About Tithing
Paying the Tithes or the Tax Collector
by Pieter Breghel the Younger (1620)
Introduction
The word tithes in modern usage represents a mixing of two religions; Christianity and Judaism. While the two are related they are essentially incompatible for a number of reasons; the most obvious being that Judaism does not recognize Jesus as the promised Messiah. The second important reason being that the Laws of Moses, which the tithes formed a part of, were intended only for the Jews. The Gospel commission given to the apostles by Jesus on the other hand was clearly international: Jesus told them, “Go ye therefore, and teach all nations, baptizing them in the name of the Father, and of the Son, and of the Holy Ghost: Teaching them to observe all things whatsoever I have commanded you and lo, I am with you always, even unto the end of the world. Amen.” (Matthew 28/18-20).Notice also that the New Testament commission was not only international, meaning non-discriminatory in terms of race and nationality, but it was also limited by Jesus to “all things whatsoever I have commanded you” which leaves out the whole of Moses’ ceremonial legal system written exclusively for the nation of Israel. The Ten Commandments were the exception in that they were written by the finger of God. The Laws of Moses was Israel's constitution which meant that the temple service was central to the operation of government with God as Sovereign and the temple priests acting as judges and overseers of the national economy.The fundamental breach separating the two systems came when Jesus died on the cross, thereby becoming the sacrificial lamb in place of the animal sacrifices being offered day in and day out by the temple priests. The rending of the veil of the temple at Jesus’ death signified that the Shekinah glory had departed from the temple and from Israel. Without God’s presence in the Most Holy place the temple could no longer be regarded as holy. It meant that the services of the High priest, by the sprinkling of the blood of a goat within the veil, was no longer acceptable to God as an offering for the sins of the people.

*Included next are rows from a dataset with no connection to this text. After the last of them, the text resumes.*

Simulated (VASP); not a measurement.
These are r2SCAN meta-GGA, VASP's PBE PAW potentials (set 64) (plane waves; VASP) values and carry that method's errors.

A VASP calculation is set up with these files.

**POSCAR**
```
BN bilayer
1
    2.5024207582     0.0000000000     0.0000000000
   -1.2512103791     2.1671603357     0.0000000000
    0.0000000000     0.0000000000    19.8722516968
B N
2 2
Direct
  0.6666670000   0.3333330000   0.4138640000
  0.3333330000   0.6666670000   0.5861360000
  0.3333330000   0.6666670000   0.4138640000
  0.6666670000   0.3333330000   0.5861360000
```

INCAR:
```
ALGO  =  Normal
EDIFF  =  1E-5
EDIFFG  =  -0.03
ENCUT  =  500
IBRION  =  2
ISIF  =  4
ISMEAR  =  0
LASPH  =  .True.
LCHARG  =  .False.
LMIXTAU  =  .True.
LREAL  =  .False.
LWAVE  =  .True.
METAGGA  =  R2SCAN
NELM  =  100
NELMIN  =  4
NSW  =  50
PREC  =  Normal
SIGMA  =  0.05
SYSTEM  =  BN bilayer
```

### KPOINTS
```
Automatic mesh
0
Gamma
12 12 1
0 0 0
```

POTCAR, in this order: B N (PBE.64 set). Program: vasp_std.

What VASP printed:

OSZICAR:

There can be no contesting the fact that to all intents and purposes, insofar as God’s plan of salvation was concerned, the death of Jesus on the cross marked the end of Israel's usefulness as a nation. Historically it ceased to matter. It had become just another nation. The destruction of the temple in 70 AD by the Roman legions under Titus signaled the final insult and the final chapter in the glorious two thousand year history of the Jews as God’s chosen people. The people were then expelled from the land they had occupied and called home since their return from exile in Babylon six hundred years earlier.